Getting Started with SpotterBase
Installation
You can install SpotterBase from source:
git clone https://github.com/jfschaefer/spotterbase
cd spotterbase
python3 -m pip install -r requirements.txt
python3 -m pip install -e .
If you want, you can test the installation by running the tests:
python3 -m spotterbase.test
Note
On some systems, you may have to use python instead of python3.
You should use python 3.10 or higher.
Ways to use SpotterBase
SpotterBase can be used in different ways:
As a format: Without using SpotterBase at all, you can use the SpotterBase format for annotations, and exchange them with other people or systems.
As a command line tool: SpotterBase provides various commands for pre-processing documents and converting annotations in different formats.
As a library: SpotterBase has a lot of functionality for working with annotations and documents.
As a framework: SpotterBase can act as a framework for building and running your own spotters.
How can I develop a spotter?
Corresponding to the three ways of using SpotterBase, There are three ways to develop a spotter:
Use the SpotterBase command line tools and develop your own spotter as a separate program.
Approach:
Use the SpotterBase command line tools to pre-process the documents or download an existing pre-processed corpus. Depending your needs, you may need a custom pre-processing pipeline.
Run your custom spotter over the pre-processed documents and create annotations.
Use the SpotterBase command line tools to convert the annotations to the desired format.
- Advantages:
You don’t have to get to know the SpotterBase code base and you don’t have to worry about adding SpotterBase as a dependency. Furthermore, you are free to choose any programming language you want.
- Disadvantages:
The pre-processed documents may not contain all the information you need. Furthermore, you miss out on the existing SpotterBase code for running spotters and aggregating results.
Develop a spotter using SpotterBase as a library.
- Approach:
Iterate over the documents and create the annotations for them. How much of the SpotterBase library you use is up to you.
- Advantages:
You get all the functionality of SpotterBase and you can use it in your own code.
- Disadvantages:
You have to get to know the SpotterBase code base and have SpotterBase as a dependency.

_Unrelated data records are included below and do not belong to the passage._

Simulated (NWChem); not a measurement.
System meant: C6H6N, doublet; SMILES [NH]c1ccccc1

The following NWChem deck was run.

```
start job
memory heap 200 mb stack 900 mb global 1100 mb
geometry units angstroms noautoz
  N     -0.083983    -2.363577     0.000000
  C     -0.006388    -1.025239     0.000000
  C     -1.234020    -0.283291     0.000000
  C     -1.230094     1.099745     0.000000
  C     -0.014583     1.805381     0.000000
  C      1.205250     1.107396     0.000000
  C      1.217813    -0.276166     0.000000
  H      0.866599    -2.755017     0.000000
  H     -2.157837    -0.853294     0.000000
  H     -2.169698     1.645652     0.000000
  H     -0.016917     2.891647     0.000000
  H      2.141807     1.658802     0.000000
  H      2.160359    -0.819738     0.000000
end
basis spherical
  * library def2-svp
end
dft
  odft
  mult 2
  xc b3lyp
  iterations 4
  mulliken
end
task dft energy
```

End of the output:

Develop a spotter using SpotterBase as a framework.
- Approach:
Implement your spotter as a subclass of
spotterbase.spotters.spotter.Spotterclass. In particular, you will have to implement a method that takes a document and returns annotations as RDF triples.
- Advantages:
You can use SpotterBase functionality for running your spotter over a corpus and aggregating the results.
- Disadvantages:
You have to get to know the SpotterBase code base and have SpotterBase as a dependency.